Speak More Languages, Make More Friends

At the Drongo Festival for Multilingualism in Amsterdam last month, One Globe Kids left discussions of all the high-level, career-improving benefits of speaking more than one language to the adults.  Our activity in the KinderLab was a success because it focused on one thing:

More Languages = More Friends!  The more languages you speak, the more friends you can make, the richer your life will be.

Kids may not fully understand the benefits of an improved ability to multi-task or remember lists or do better on standardized exams or ward of dementia or better career opportunities or the many other benefits of speaking more than one language.

But, ask a child to name a country they’ve never been to but would like to visit.  Then ask them what language the children there speak.  The advantage of speaking a second language is immediately crystal clear.

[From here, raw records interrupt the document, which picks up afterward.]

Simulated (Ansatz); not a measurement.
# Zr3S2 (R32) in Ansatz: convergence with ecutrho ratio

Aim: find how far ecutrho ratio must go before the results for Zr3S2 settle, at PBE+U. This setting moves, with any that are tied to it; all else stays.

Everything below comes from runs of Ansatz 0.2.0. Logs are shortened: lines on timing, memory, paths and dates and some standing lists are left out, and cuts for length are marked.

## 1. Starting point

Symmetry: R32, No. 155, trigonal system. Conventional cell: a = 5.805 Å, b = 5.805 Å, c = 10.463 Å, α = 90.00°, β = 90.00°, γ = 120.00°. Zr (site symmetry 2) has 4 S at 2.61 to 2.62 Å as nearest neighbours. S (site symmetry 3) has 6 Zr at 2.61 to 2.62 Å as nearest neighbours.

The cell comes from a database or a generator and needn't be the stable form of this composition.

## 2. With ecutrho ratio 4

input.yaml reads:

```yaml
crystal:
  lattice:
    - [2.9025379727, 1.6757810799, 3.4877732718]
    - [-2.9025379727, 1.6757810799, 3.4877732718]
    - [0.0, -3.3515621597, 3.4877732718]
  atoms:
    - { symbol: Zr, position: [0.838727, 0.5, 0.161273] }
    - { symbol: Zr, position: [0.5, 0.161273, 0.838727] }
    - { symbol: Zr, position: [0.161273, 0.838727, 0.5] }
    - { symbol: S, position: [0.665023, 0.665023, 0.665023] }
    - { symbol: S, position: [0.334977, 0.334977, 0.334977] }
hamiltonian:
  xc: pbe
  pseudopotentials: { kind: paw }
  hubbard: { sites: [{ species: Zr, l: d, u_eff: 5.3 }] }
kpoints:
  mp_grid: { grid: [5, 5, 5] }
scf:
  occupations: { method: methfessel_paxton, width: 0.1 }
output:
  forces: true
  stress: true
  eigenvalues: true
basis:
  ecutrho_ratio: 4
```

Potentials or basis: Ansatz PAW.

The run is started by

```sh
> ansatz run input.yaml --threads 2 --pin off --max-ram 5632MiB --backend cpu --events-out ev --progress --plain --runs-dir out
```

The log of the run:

For very young children, a common language is far from a requirement for playing and fun.  At three years old, my son Wim spent a long weekend climbing, chasing, and laughing with three-year old girl Nora from Norway.  The closest word they had in common was ‘ja’ (the same word in Dutch and Norwegian means “yes”), but both cried when it was time to go home.

Yet the older we become, the more language plays an important role in our social interactions.  Running around playground, whooping it up each in his/her own language is a blast.  But when you want to play a game, laugh at a joke, or even cook together, a common language is really, really helpful.

One Globe Kids, stories from around the world, learning languages

One Globe Kids believes that early exposure to foreign languages lays the groundwork for openness to language-learning in the future.  We believe that learning a new language happens most naturally and easiest when there’s an immediate benefit and someone to share it with.

One Globe Kids, stories from around the world, learning languages 2

This is why One Globe Kid’s Jenissa in Burundi encourages you to say ‘Yambu, izinaryanje ni ___’ (Hi, my name is ___) and Aji teaches you to count to ten in Bahasa Indonesia.

Children aren’t going to become fluent by recording themselves speaking Dutch with Lars or Creole with Gabou.  But they will experience the positive benefits of increased confidence, communication and sharing, putting them happily on the road to multi-lingualism………probably without even them realizing it!